Generating random distances from point of origin

The next step we need generate random distances X and Y around the point of origin. Both X and Y will be distributed normally with 0 means and 0 covariances (independence).

\mathbf{X, Y} \sim \mathcal{N}(\mathbf{0}, \mathbf{\Sigma}) , \mathbf{\Sigma} = \begin{bmatrix} \sigma^2_x & 0 \\ 0 & \sigma^2_y \\ \end{bmatrix}

To ensure that the distances generated will not end up unreasonably far from the original point, we'll need to select an appropriate variance. What is an appropriate variance? It is one that ensures that your generated points fall within a comfortable distance from the original point.

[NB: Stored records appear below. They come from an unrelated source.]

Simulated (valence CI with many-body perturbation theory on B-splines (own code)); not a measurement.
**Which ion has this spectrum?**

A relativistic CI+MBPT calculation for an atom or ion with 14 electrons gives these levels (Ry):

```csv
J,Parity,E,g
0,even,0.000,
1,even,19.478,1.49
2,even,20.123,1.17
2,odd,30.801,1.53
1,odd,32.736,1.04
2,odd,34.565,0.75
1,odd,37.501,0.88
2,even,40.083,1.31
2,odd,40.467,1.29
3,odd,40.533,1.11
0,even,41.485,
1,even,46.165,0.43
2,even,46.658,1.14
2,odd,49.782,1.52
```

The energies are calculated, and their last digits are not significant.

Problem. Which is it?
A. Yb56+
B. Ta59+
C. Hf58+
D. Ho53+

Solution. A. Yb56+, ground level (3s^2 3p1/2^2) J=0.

For example, we would want to find out the probability of the new points landing within 500 meters of the original point. For short distances, the Pythagoras theorem works well enough (see spherical law of cosines).

P(X^2 + Y^2 \leq 500^2) = P\Big(\Big(\frac{X-0}{\sigma}\Big)^2 +\Big(\frac{Y-0}{\sigma}\Big)^2 \leq \frac{500^2}{\sigma^2}) = P\Big(Z^2_1 + Z^2_2 \leq \frac{500^2}{\sigma^2} \Big)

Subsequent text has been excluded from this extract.